Fig.1 The great mine field at Galli Goni Scholli, in the Dogon plateau laterites. Photo V. Serneels
Mines and ores
Some layers of this laterite were rich in iron oxides and hydroxides and were exploited as ores. Generally, these are deep strata and minders dug pits 5-10 meters down to reach them (fig. 1).
Clayey sediments from the Paleozoic covering layers rich in iron are found at the base of the Bandiagara escarpment. In several places, they were exploited by mine pits.

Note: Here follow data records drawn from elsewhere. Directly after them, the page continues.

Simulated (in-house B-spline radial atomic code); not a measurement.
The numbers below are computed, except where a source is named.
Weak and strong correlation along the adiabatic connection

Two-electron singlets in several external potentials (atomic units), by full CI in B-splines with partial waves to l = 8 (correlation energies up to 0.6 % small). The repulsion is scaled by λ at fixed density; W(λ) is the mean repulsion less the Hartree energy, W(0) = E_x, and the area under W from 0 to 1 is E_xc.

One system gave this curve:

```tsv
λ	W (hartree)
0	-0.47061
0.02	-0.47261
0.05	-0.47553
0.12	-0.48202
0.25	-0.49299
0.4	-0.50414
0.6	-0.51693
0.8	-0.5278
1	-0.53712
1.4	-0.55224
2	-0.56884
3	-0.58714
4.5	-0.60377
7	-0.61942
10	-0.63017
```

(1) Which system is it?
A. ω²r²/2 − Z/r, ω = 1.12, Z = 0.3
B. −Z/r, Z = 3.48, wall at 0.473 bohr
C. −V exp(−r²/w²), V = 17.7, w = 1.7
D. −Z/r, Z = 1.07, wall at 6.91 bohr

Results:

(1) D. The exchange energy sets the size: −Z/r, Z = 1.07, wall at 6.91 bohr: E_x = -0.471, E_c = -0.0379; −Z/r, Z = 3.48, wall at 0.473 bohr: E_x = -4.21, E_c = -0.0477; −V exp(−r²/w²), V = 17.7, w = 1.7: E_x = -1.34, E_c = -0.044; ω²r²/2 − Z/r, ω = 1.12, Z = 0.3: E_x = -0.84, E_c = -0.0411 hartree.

Fig.2 Great slag mass, showing that numerous reduction operations were performed at Tinntam. Photo V. Serneels
Reduction of iron ores
In the ores, iron is found in the form of oxides that are mixed with various other substances (sand, clay, etc.). To produce metallic iron, one has to:
1. Cause the reduction of iron oxides by reaction with carbon monoxide at high temperature (FeO + CO -> Fe + CO2). This reaction occurs in solid state, without fusion of the metal;
2. Cause the separation of impurities by forming liquid slag that can flow and separate from the metal.
This operation is successfully completed in a furnace fueled with charcoal. The slag formed is rejected and accumulates to form a heap near the work place (fig. 2).
Fig.3 Inside the tank of a great reduction furnace at Saré-Ma. Several big tuyeres are still inside the thank. Photo C. Robion-Brunner
Reduction furnaces
Reduction furnaces in the Dogon Country belong to the same family using natural ventilation (i.e. without bellows). They are all made above the ground over a pit dug into the soil. The walls are pierced with openings into which clay tuyeres are placed to allow air to infiltrate to the center of the tank (fig. 3). By contrast, the furnaces are of varying forms and size (from 1 to 4 m3), built with different materials (clay, bricks, stones, slag blocks, etc). In some furnaces, the melted slag flows laterally to the exterior (melt slag furnaces) and in others, the slag accumulates at the bottom of the furnace and forms large blocks (trapped slag furnaces).
Fig.4 BSE image of a reduction slag. Fayalite : great middle grey crystals ; Wustite : dendrites and white globular grains ; Glass : dark grex background.Site of Fiko. Photo S. Perret
Reduction slag
Reduction slag is essentially formed of iron silicates (Fayalite – Fe2SiO4) with a variable proportion of grains of iron oxides (Wustite – FeO) and a vitreous phase (fig. 4). The forms vary and are essentially distinguished as:
1) melted slag, cooled outside the furnace, in the form of cords or a pile of cords;
2) internal slag, cooled inside the furnace in the form of a block.
Fig. 5 The Kobo forge and the smith Tiégé Jo at work. Photo V. Serneels
The iron forge
The raw product of the operation is a block of slightly compacted metal still containing slag inclusions. The smith must compact and purify this raw metal before shaping it by plastic deformation while it is still hot. The metal is reheated in the hearth of the forge and hammered on an anvil (fig. 5). If necessary, the smith solders and applies thermic treatments (soaking, reheating, tempering) that improves the properties of the metal (hardness). Finally, the metal pieces are finished and mounted on a wood handle.
Fig. 6 Forge slag near the old forge shop of Fiko. Photo V. Serneels
Forge slag
The impurities contained in the raw iron and the other substances present in the forge hearth (dust, ashes) or introduced by the smith (fluxes), as well as iron oxides that form on the surface of the metal, accumulate in the hearth. These materials are more or less melted and agglomerate to form roughly hemispheric slag lumps (fig. 6). This slag is also made of iron silicates (Fayalite – Fe2SiO4), but with a higher proportion of iron oxides (Wustite – FeO and Magnetite – Fe3O4).